I know the money is there, because I can see what is happening to London property values, and I can see the money still washing in from overseas. The other day I met a distinguished gentleman who told me he had lived in his house for about 35 years. It is a large, terrace family home – creaking staircase, cracks in the wall, a faint suggestion of cats as you enter the front hall. It is the kind of Georgian or Victorian home that you find in large numbers in London, and of course, after years of property price inflation, it is worth a fortune.
Some people – mainly but not exclusively “non-doms” – get around stamp duty by treating the house as a company. They buy shares in the company, and therefore pay tax at 0.5 per cent rather than at 5 per cent for expensive homes. But there is an even larger group of people who are exploiting a loophole, and going for a (legal) dodge called subsale relief. The result is the same: through the agency of some clever lawyers, they avoid a tax that is paid by virtually everyone else. According to a leading tax accountant, this loophole is being ever more ruthlessly exploited, and the loss to the Treasury could easily now be a billion pounds.
It is time that it was closed. Yes, of course London’s destiny is to be a great global metropolis, and of course it is right that people should come here to enjoy the many pleasures of London life. I have nothing against such people – and I do not blame them for trying to minimise their tax exposure. At least they are frank about what they are doing. They are not hypocrites, like some people, ahem, I could mention – no names, no pack drill – who foamingly denounce tax avoidance, and call for bankers to be hung, and who then turn out to have elaborate schemes to avoid paying the full whack of income tax on their earnings.

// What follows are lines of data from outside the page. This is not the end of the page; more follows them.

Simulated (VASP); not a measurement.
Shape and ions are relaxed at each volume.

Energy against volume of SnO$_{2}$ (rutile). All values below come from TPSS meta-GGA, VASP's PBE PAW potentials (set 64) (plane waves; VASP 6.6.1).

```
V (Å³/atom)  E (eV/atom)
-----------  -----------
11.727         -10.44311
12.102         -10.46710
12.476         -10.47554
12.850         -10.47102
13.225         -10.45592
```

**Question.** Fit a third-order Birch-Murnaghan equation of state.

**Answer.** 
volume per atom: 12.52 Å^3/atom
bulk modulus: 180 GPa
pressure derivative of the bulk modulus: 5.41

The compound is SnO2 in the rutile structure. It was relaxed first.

What all these people need to remember, humbugs or otherwise, is that hundreds of thousands of Londoners cannot afford the accountants to help with this kind of avoidance, and that there are hundreds of thousands who cannot afford any kind of property at all, let alone the fleshpots of Cricklewood or Mayfair. Here in London we will have built 50,000 new homes over the past four years, homes for social rent or part-buy, part-rent. It is a record number, and will help huge numbers of people who cannot afford to live in the city. We believe we can do even more over the next four years, in a programme of construction that will help to get large numbers of people into employment. Of course, it would be easier if we had an extra billion to spend on support for the housing construction programme.
Think of that Russian oligarch and the house he wants to buy for his cleaner. There are all sorts of reasons for him to love London. We have the right time-zone, the right language, we have excellent schools, more museums than Paris, more theatres than New York and a murder rate now at its lowest since the 1960s and considerably lower than Moscow’s. Is he really going to hop it to another jurisdiction, just because he has to pay the same for his property as any other UK taxpayer? I don’t think so. Sauce for the goose, sauce for the gander.